By Dianabasi Effiong No fewer than 2,000 people have further been displaced by a devastating windstorm which ravaged a school block serving as refugee...
By Dianabasi Effiong
No fewer than 2,000 people have further been displaced by a devastating windstorm which ravaged a school block serving as refugee camp for Bakassi returnees in Cross river.
The building, located in St Mark’s Primary School, Akwa Ikot Eyo Edem, Akpabuyo Local Government Area, was used as a temporary camp since March 7, 2013 by the returnees.
According to Mr David Akate, Assistant Director (Information), Cross River Emergency Management Agency (SEMA), the storm which blew off a four-classroom block exposed more than 2000 returnees to inclement weather.
“The rains that accompanied the storm aggravated their problems as the returnees which included women and children were in-undated.
Mattresses, sleeping mats, cloths and other personal belonging were soaked making life unbearable for the people. Also pathetic was the destruction of food stuff such as garri, rice beans, salt and other perishable items subjecting the returnees to an unprecedented trauma.
Mattresses, clothes, mats, foodstuff were spread out in the sun to dry,’’ akate told journalists.
The Camp Coordinator, Mr Okon Ene, said that it was a pathetic scenario.
“We had to gather the children and women to some safer corners while the men had to work throughout the night trying to salvage then property,’’ he said.
Assessing the damage the Director-General, SEMA, Mr Vincent Aquah, said frantic arrangements were being made to relocate the returnees to a safer area. He said that the windstorm also affected other areas in Cross River. According to him, 73 houses were affected in Akpabuyo while Ogoja had 497 houses destroyed.

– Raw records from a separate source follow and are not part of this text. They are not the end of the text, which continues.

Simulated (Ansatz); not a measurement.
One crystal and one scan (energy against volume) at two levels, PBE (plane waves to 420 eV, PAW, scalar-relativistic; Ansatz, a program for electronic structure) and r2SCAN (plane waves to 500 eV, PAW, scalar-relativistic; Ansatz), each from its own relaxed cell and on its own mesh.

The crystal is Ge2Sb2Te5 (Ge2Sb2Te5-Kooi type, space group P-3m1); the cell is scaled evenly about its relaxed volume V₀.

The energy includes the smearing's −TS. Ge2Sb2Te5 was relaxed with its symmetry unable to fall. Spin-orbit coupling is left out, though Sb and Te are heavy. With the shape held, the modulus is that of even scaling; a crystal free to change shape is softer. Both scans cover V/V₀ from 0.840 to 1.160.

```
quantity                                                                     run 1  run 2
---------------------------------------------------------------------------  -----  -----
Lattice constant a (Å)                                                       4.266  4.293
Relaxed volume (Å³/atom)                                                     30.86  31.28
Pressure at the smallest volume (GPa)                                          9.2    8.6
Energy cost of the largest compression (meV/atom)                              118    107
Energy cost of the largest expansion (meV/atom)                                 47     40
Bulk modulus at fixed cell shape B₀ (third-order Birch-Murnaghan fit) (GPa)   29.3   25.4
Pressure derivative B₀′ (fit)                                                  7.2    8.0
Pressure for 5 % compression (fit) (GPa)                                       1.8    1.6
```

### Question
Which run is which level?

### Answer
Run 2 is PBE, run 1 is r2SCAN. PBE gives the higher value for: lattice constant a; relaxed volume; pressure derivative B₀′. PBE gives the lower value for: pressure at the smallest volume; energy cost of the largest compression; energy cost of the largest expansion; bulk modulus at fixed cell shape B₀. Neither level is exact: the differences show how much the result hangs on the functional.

He said that 403 houses were wrecked in Boki, 33 buildings in Obudu, 23 in and Etung 23, adding that 12,000 people were displaced across the state.
About 2,000 people had on March 7 fled to Ikot Eyo Edem in Akpabuyo, a Nigeria–Cameroon border community, following harassment by the Cameroonian authorities.
The Cameroonian authorities had allegedly forced them out of their ancestral home, Efut Obot Ikot, in the ceded Bakassi peninsula.